In this action plaintiff seeks to establish the validity and priority of an oil and gas lease under date of October 19, 1954, covering the SW/4 of SE/4 and SE/4 of NW/4 of SE/4, Sec. 13/ T. 25N, R. 16E, Nowata County, Oklahoma, which lease was granted by Edith M. Hayden to W. H. Davison. W. H. Davison assigned the lease to plaintiff on November 2, 1954. The primary term of the lease was 5 years. Plaintiff also seeks injunctive relief as to defendant and an accounting from defendant for proceeds of oil produced and sold by defendant from the land.

On February 10, 1958, Edith M. Hayden granted an oil and gas lease covering the above described land to defendant. The primary term of this lease was 1 year. Within said primary term defendant drilled a well or wells to the Bartlesville Sand underlying the land, which well or wells produced oil that was marketed. At the time defendant took said lease, the lease under which plaintiff claims was of record and had not been released. As of date of filing the instant action defendant had drilled a total of five wells to the Bartlesville Sand on the leased land at a cost of from $30,000 to $35,000. All wells produced oil which was marketed. Defendant testified that he planned to drill input water wells on the land in order to further repressure the Bartlesville Sand.

Between October 19, 1954 and October 19, 1955, plaintiff drilled input wells to the Bartlesville Sand, which wells were drilled a few feet east of the west line and one was drilled a few feet north of the south line of the land. Plaintiff, during said year, also plugged several old abandoned wells on the land which had previously been drilled to and which had produced from the Bartlesville Sand until the pressure in said Sand reached the point where the wells could not be economically produced. Plaintiff injected water into said input wells in order to move oil away from same and re-pressure the Bartlesville Sand which made it economically feasible for wells drilled to said Sand west and south of the land in controversy, in which plaintiff owned an interest, being economically produced and to drill wells on the land in controversy to the Bartlesville Sand which could be economically produced. A total of four input wells were drilled by plaintiff. Three were drilled near the west property line and one was drilled near the south property line. In drilling the input wells, Bartlesville Sand saturated with oil was encountered but no oil was produced from the wells and it appears that it would not have been economically feasible to have produced oil therefrom. The Bartlesville Sand was the only known horizon that would produce oil.

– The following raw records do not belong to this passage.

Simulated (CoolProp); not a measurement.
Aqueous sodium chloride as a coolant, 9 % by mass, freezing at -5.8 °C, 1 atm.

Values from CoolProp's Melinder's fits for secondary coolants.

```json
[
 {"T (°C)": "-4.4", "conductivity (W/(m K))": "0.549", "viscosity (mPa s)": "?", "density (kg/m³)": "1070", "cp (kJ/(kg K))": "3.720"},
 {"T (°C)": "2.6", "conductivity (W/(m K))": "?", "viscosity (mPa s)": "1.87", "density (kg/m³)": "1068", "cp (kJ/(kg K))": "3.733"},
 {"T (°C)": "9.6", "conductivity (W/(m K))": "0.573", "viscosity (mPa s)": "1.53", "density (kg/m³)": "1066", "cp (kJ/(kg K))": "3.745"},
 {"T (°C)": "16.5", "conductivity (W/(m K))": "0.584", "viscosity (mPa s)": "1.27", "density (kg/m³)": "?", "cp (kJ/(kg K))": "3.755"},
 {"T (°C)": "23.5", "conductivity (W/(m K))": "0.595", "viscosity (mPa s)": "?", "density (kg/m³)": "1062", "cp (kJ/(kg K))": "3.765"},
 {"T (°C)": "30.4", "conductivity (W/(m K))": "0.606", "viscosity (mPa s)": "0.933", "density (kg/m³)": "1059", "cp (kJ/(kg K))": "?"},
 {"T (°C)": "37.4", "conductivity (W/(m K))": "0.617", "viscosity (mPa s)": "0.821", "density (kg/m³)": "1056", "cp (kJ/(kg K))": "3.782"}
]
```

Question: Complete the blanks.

In the lease that plaintiff relies upon, it is provided in part as follows:

“It is agreed that this lease shall remain in force for a term of five (S) years from date, and as long thereafter as oil or gas, or either of them, is produced from said land by the lessee.”
“If no well be commenced on said land on or before the 19th day of October, 1955, this lease shall terminate as to both parties, unless the lessee on or before that date shall pay or tender to the lessor or to the lessor’s credit in the Fourth National Bank at Tulsa, Oklahoma or its successors, which shall continue as the depository regardless of changes in the ownership of said land, the sum of Fifty ($50.00) Dollars which shall operate as rental and cover the privilege of deferring the commencement of a well for 12 months from said date. * * * ”
“If the lessee shall commence to drill a well within the term of this lease or any extension thereof, the lessee shall have the right to drill such well to completion with reasonable diligence and dispatch, and if oil or gas, or either of them, be found in paying quantities, this lease shall continue and be in force with like effect as if such well had been completed within the term of years herein first mentioned.”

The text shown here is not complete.